Rene Sinkjaer

Rene Sinkjaer

Rene Sinkjaer’s exciting urban scene paintings are alive with dramatic colour, high energy, and edgy, contemporary metaphor.

Throughout art history certain themes recur to speak to the viewer both visually and psychologically. From Bosch’s “Garden of Earthly Delights” to Basquiat’s extravagant street paintings, the plight of man amid the evils and frenzy of temporal life is a familiar motif. Rene Sinkjaer portrays the subject anew with a dynamic blend of abstraction, expressionism, and urban street art – fresh and resonant for our time.

Titles such as “Urban Wasteland, Urban Clown, Human Folly, Let’s Drink for We Shall Die, and Thirty Years of Solitude”, (all large oils on canvas), leave little doubt as to the underlying themes of his work. However, while some titles suggest a certain pessimism and angst, the paintings themselves are not dark or melancholy. Rather they are wild, vivid spectacles, filled with colour and laced with cryptic (and overt) signs and warnings to the viewer, who if vigilant, might escape the consequences of human folly.
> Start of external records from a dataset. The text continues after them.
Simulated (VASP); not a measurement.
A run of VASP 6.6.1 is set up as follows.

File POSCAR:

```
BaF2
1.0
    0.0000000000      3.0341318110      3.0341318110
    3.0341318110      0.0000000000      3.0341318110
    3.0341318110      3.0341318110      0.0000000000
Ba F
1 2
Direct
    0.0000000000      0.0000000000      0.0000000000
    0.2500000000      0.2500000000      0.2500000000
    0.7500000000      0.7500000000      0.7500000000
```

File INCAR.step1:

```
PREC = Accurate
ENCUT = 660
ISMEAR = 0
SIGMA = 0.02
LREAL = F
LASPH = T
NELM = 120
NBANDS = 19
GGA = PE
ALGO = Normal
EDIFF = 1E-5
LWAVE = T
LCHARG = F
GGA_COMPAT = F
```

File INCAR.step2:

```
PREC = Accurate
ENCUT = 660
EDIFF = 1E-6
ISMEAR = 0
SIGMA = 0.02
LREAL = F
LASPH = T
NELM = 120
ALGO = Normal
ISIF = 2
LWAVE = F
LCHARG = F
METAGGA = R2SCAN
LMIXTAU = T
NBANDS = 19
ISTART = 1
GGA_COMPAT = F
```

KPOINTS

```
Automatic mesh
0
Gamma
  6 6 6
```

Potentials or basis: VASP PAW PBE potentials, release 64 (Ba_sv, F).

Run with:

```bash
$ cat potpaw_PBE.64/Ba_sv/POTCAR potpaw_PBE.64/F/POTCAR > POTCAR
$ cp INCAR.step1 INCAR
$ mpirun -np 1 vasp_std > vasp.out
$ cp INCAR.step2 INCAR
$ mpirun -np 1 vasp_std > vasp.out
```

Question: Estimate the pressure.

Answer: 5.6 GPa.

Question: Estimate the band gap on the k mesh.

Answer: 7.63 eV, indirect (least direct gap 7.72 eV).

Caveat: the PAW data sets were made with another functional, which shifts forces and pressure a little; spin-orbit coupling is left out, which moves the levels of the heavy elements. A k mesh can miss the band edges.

Many of the paintings contain layer upon layer of coloured marks, shapes, and brush strokes making the final picture so dense and complex that original words and meaning are buried and obscured. In these densely layered pieces, the paintings themselves can be seen as a metaphor for life lived on the surface, isolated from deeper meaning and purpose. So, too, they might represent the dizzying pace of change in urban life - the fact that today’s fads and inventions are built upon (and thereby destructive of) those of yesterday.

While there is a clear interest in content, along with aesthetics, in the last analysis what makes Sinkjaer’s work so compelling is his stunning, expressive use of colour. In addition to inbedded figures, word images, artistic, literary, and musical reference, the brilliant colours themselves carry strong, symbolic suggestion. In particular an exhilarating, luminous blue electrifies much of his work. Sinkjaer is a Dane, transplanted to Sydney, Australia in 2005. Is it any wonder then, that the intense and pervasive colour of water and sky is prominent in his paintings? Perhaps this blue represents a stability or constancy which offsets the overwhelming turbulence of the urban scene.